I have been at or in the Capitol every day for two weeks now, although I have not spent the night. What you describe is what I have seen every day, and you are right, it is what our Governor should fear. These are Wisconsinites of all ages, jobs, areas of the state, and income levels. Most of the people are not even unionized employees. They are simply people that know right from wrong, and they know that Walker's plans are wrong.
Wisconsin has a strong tradition of caring for others, and this tradition is on display, both inside the Capitol and in the opposition to the budget as a whole.
As several friends have said, "Walker severely underestimated us."On February 13, when this all started, Bill Lueders of the Isthmus wrote, "The governor also knows exactly what kind of reaction -- sustained, militant, disciplined -- might put the kibosh on his power grab." In that same article he said,
Teachers and other public employees, on the other hand, are perfect victims. They aren't used to conflict, and they aren't very good at it. They will hoist their signs and chant their chants and lose their benefits and then their unions.

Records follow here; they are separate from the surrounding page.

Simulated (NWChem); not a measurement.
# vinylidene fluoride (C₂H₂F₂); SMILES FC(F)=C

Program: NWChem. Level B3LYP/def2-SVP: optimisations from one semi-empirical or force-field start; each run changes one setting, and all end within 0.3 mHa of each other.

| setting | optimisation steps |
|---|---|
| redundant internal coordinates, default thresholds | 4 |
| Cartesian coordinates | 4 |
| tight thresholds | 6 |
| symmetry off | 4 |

Could they fight back and win? Absolutely. But it would take a lot more resolve than Scott Walker and the Republicans give them credit for. It would take all-out campaigns of nonviolent civil disobedience, including a willingness to risk physical abuse and mass arrest, again and again.So, I think that not only did Scott Walker underestimate us, and specifically underestimated the people that live in Madison - did he forget where the Capitol and his office is located? - but I think that some pundits also underestimated us.
The Huffington Post caught the spirit of what is happening. Wisconsinites are a tough bunch, and they are willing to stand up and fight when they feel backed against the wall. If we can make it through the winters, and put our names on a waiting list for Packer tickets that is over 20 years long, we can keep showing up at the Capitol.